Comparative Analysis and Training Results of VITS2 with HifiGAN, iSTFT and BigVGAN

FENRlR / MB-iSTFT-VITS2

Application of MB-iSTFT-VITS components to vits2_pytorch

MIT License

118 stars 29 forks source link

Comparative Analysis and Training Results of VITS2 with HifiGAN, iSTFT and BigVGAN #2

Open shigabeev opened 1 year ago

shigabeev commented 1 year ago

Greetings,

First and foremost, I'd like to extend my commendations on developing such an outstanding model; its performance surpasses anything I have personally trained thus far. It's a noteworthy contribution to the field, and I applaud your work.

I've conducted a series of training experiments to validate the efficiency and efficacy of your model. For ease of reference, I've made the training results, model weights, and TensorBoard logs publicly accessible. You can review them via the following Google Drive link: Training Results and Model Weights

Moreover, I've prepared audio samples that compare the performance of your model with that of VITS2, HifiGAN, and BigVGAN. This will offer a comprehensive perspective on how your model stacks up against other state-of-the-art solutions in the domain. Comparative Audio Samples

Best wishes

FENRlR commented 1 year ago

A huge thank you for sharing the results. The main reason of using iSTFT here was its fast synthesis speed that it showed from its original VITS variant. As so, I would say the result is far beyond my expectations. Magnificent.

shigabeev commented 1 year ago

@FENRlR do you know by chance the optimal configs for different sampling rates? I need 16kHz, 24kHz and 48kHz.

FENRlR commented 1 year ago

Currently, no. It seems there were some issues with 16kHz sampling rate in the original iSTFT repo. I've never seen the other two, however.

p0p4k commented 1 year ago

@FENRlR hi, can you add me on discord and ping me? (id -> p0p4k)' thanks.

DavidNTompkins commented 1 year ago

Super neat! Was this on an A100? Looks like it took ~3 days?

Insensiblee commented 1 year ago

I downloaded the model from the web disk you provided, and reported this error when reasoning, do you know how to solve it? RuntimeError: Error(s) in loading state_dict for SynthesizerTrn: size mismatch for enc_p.emb.weight: copying a param with shape torch.Size([155, 192]) from checkpoint, the shape in current model is torch.Size([205, 192]).

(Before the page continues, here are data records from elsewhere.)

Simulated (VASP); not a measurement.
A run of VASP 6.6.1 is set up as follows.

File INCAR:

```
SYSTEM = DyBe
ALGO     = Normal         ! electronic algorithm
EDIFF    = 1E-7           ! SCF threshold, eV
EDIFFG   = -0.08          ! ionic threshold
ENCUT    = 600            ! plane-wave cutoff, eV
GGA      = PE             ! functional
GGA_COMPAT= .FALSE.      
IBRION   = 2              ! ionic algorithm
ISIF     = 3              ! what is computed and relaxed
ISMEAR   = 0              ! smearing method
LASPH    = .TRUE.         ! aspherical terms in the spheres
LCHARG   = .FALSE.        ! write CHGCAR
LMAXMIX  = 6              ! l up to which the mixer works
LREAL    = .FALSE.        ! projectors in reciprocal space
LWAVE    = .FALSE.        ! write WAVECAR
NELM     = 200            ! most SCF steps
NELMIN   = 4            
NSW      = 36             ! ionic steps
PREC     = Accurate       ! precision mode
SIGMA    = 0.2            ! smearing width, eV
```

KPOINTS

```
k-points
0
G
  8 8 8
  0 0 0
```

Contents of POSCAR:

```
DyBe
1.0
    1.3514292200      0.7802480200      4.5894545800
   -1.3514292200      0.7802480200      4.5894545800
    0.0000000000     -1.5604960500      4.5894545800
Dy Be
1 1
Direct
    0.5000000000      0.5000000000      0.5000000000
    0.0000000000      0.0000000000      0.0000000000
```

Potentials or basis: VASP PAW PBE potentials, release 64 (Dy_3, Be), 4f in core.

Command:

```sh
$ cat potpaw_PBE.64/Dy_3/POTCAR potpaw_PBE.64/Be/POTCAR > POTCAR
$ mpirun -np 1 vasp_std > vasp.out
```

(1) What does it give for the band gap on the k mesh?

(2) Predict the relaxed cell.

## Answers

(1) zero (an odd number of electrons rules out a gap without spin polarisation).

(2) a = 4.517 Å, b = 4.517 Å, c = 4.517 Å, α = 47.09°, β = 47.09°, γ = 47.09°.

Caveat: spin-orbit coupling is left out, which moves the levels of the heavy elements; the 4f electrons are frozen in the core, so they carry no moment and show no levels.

shigabeev commented 1 year ago

I downloaded the model from the web disk you provided, and reported this error when reasoning, do you know how to solve it? RuntimeError: Error(s) in loading state_dict for SynthesizerTrn: size mismatch for enc_p.emb.weight: copying a param with shape torch.Size([155, 192]) from checkpoint, the shape in current model is torch.Size([205, 192]).

Hey, it's possible that the repository have changed and some weight sizes don't match defaults anymore. The easiest way to run it is to go back to the commit that dates back to the time of the post, clone it, plug in the weights and launch it from there.

FENRlR commented 1 year ago

@Insensiblee Before reverting back to that commit, have you tried changing symbols? The length of symbols he used for Russian is exactly 155, while 205 is the length of the default symbol. So I'm 90% sure that you've forgot to modify it.